Alejandro Gonzalez Valle
Dozens of people are demanding the resignation of Vice President of Business Services Lyndsay Maas over her use of a racial slur during a Gender Equity Workgroup meeting.
This incident comes amidst widespread allegations of administrative negligence handling issues of gender equity and harassment. Several faculty members have come out saying they felt the administration “alienated and gaslighted” them after they filed harassment complaints, and first year student Nia Revis said that students have been called monkeys and been called the N-word, with which she’s been struggling to receive help for from the administration.
On Monday, the Board of Trustees heard emotionally charged public comment for nearly an hour by a room packed with students, faculty and staff, including several Black Student Union members who had heard about the workgroup incident. Many of them displayed “Black Lives Matter” signs, and many spoke on how they had experienced racism at the college and how college officials had done nothing to help them.
During the workgroup’s Nov. 14 meeting, a member told the group about a black student reporting that they had been called the N-word at the library. When it was Maas’ turn to speak on the topic, she said the actual N-word while quoting what had been said to the student — but what happened afterwards is in dispute.
In a letter written by the newly formed SBCC Coalition for Justice demanding Maas’ resignation, the group wrote that Maas chose to continue speaking without acknowledging how egregious it was of her to use the racial slur.

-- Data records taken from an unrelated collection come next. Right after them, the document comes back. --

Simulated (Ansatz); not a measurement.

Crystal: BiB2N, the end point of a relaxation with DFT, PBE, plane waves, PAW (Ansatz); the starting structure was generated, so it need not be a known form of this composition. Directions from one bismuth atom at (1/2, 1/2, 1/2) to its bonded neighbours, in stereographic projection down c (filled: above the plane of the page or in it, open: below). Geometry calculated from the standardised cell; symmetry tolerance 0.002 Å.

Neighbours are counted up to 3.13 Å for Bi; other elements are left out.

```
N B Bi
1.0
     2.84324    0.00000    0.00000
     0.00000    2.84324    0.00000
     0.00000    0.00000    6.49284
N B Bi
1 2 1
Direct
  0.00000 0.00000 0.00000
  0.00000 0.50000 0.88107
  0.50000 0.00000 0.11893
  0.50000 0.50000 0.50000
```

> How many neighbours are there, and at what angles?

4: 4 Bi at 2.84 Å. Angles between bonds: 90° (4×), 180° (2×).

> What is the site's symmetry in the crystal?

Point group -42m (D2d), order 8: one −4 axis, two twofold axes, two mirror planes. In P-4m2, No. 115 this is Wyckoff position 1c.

Maas said she did stop to acknowledge her use of the slur.
“I apologized right away,” she said.
Maas went back to speaking about the topic they had been discussing, but after a short period of time a faculty member of color spoke up to voice concern over her use of the N-word. Maas said she started crying and became so emotional she was unable to compose herself, so she decided to leave the room.
The letter asserts that after she came back in the room, she tried to explain herself but did not try to listen to the other people in the room about the incident.
Maas said that after she returned, she listened closely to the group as it finished the conversation it was having. But after the group finished, she said there was silence from the group. She apologized again during the silence, she said, but not one of the group members tried to speak to her about what happened.
“I stood there waiting for my turn to be allowed to speak, still crying, still emotional,” she said.
“No one ever acknowledged me.”
The following day, Superintendent-President Anthony Beebe wrote a letter (linked here) directing administrators to complete “significant” cultural sensitivity training within the next six months. He added that Maas recognized that verbalizing the word was a serious mistake, apologized for the transgression and she is very remorseful and embarrassed for what happened.
During Monday’s Board of Trustees meeting, City College student Isabel Carrillo spoke on behalf of the newly formed SBCC Student Coalition for Justice, reading from a letter of demands addressed to Beebe and the trustees. She demanded that Maas resign immediately, adding that her use of the N-word was emblematic of institutional racism at City College.
Akil Hill, a black admissions and records staff member, spoke to Beebe directly during his public comment, stating that he was offended by Beebe’s choice to talk about how his father was dark-skinned in his letter.
“The last thing you should say to someone who has been offended by that word is that ‘you can relate.’ Because you can not relate,” he said.
He went on to criticize Beebe for writing the letter instead of asking black faculty and staff for input on how to move forward from the incident.
Beebe and the trustees are prohibited by the Brown Act to respond to people who speak during public comment, and so were unable to respond to Hill’s comments and the comments of others who spoke at the meeting.
Former Student Trustee Krystle Farmer, who in her resignation letter wrote that she had been frequently harassed during her time at the college, commented on how she had come to hate City College, having tried to go through the proper channels and seen no progress.
“I sat on this board and met with each of you individually for hours, and nothing was done,” she said, speaking directly to the trustees.
As for Maas, she said she is on leave until Nov. 30, deeply regrets the offense she caused and remains committed to helping fight racism at City College.
November 20 Correction:
This story has been changed from a previous version stating that Nia Revis spoke in the Gender Equity Workgroup meeting. Revis was not in the meeting, however she publicly said a week prior that she had been harassed and called the N-word in the library. The discussion during the workgroup meeting referenced Revis’s harassment in the library.